Because we try to put it in context of the world and it’s all part of that fiction. So depending upon the circumstances in the 80s of where you are, if there was a radio or a situation, you would expect that there would be music from that era, if that was the case.
AusGamers: Provided that you don’t assume that at this point in 2025, that dubstep is still scientific and futuristic music and maybe that music has come full circle so that The Rolling Stones will still be around and you’ll have some other songs that you can play.
Mark: [Laughs] Well The Rolling Stones, maybe they’ll still be making music then! But we haven’t talked about what we’ll be doing in the year 2025. Here’s what I will say: that score and music are incredibly important. Music is often at times... that’s the emotion, that we can make you feel a certain way through music. It’s such an important aspect of the experience.

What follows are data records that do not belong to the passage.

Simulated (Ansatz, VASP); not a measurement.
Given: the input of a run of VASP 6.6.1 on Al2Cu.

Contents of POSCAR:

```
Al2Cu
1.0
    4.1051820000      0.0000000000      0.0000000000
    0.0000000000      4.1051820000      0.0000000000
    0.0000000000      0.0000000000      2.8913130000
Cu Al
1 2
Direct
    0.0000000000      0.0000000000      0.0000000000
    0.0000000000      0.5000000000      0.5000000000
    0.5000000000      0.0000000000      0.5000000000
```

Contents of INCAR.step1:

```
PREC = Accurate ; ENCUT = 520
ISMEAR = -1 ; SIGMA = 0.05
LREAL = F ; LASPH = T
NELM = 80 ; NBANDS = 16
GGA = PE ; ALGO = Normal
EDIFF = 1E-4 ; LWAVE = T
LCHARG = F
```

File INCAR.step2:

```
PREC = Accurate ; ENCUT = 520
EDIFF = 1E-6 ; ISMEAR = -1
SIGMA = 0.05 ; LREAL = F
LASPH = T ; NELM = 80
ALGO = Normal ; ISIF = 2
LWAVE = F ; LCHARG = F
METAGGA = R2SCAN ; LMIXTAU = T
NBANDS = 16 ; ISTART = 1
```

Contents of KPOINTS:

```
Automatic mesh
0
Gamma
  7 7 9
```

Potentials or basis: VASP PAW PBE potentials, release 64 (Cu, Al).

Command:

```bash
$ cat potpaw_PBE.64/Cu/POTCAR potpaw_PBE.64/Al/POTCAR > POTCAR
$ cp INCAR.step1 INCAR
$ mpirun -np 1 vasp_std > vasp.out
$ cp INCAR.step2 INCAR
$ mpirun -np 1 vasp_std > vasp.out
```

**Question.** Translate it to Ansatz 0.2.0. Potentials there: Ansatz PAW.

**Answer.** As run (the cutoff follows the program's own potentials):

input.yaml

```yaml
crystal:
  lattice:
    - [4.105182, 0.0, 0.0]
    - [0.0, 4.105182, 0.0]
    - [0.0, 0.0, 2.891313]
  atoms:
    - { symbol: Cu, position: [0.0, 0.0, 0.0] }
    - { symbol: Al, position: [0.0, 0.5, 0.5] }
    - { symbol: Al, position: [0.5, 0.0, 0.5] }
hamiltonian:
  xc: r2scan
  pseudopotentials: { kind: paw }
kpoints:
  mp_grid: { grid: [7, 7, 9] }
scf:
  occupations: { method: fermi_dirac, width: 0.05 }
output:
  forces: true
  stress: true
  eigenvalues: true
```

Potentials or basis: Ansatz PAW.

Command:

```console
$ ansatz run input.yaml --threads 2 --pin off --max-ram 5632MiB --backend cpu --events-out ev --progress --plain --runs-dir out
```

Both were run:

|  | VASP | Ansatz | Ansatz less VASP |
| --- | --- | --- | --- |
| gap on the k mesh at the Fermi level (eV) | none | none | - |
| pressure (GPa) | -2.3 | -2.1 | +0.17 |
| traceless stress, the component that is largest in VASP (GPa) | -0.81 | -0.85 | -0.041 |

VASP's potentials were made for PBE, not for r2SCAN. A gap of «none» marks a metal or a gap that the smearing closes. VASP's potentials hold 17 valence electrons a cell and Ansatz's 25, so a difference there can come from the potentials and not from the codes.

So we are doing some really interesting work on the music front, in terms of using that to help us with our storytelling and the emotions that the characters are having and perhaps even recognising what’s even going on in the world at times, or characters and things like that. If you think about how music has been used in maybe some of your favourite movies. There’s different themes and things like that that you can use to actually... while it may not be overt, you can use a thread and it might subconsciously trigger things for a player -- not just emotion, but also character.
We’re doing some exciting stuff there. I’m looking forward to telling you a little more about the music later.
AusGamers: I’m super, super psyched about the single-player, I think you guys have ramped it up to the nines -- as I mentioned earlier -- but obviously, a lot of other people out there are wanting to know a lot about multiplayer. This new mode that you revealed today, Strike Force -- which looks really, really cool -- and obviously Zombies is coming back, because it’s a fan favourite...
Mark: Yeah, absolutely.
AusGamers: ...and it’s a Treyarch favourite, so I’m glad to hear that as well. So I know that you can’t really reveal too much, but I understand that some information has already been let loose on The Interwebz. I didn’t actually get a chance to read it...
Mark: Well since I was with you, I wouldn’t even know...
AusGamers: So you couldn’t have been the leak...
Mark: Maybe after we’re done here I can go read about it.
Here’s what I can say: a lot of people say... a lot of stuff is rumoured; a lot of stuff isn’t real. So be careful what you read online.
But I’ll tell you, the multiplayer guys are pushing it. They are really pushing hard. You’re going to see a lot of new ways to play this game. They’re really looking at each of the systems and really want to create and have a very balanced approach, but allow for a lot of great flexibility in the campaign.
They realise that we have very advanced players who have invested a lot of time into this game and are looking for new ways to experience and enjoy it, but also retain that core essence that they’re used to and familiar with -- and that’s a fine balance to strike in your design.
But there’s also a lot of people -- there’s also a large middle there -- that wants to enjoy the game and to compete, and so we’re going to be working to try and make sure that they’re taken care of as well and there’re a lot of things that they are working on that they’re going to be pushing forward with this.
On the multiplayer front, we’re going to give you guys a tonne of information at a later date. But suffice it to say that Black Ops was a great multiplayer experience -- not just making it, but actually supporting it with the community online, we were watching what was going on and hearing the things that people enjoyed and that they wanted to do more of that they wished they could do. And those sorts of things, we think about as we’re coming up with our new game; as well as, we have our own ambitions for what we want to create.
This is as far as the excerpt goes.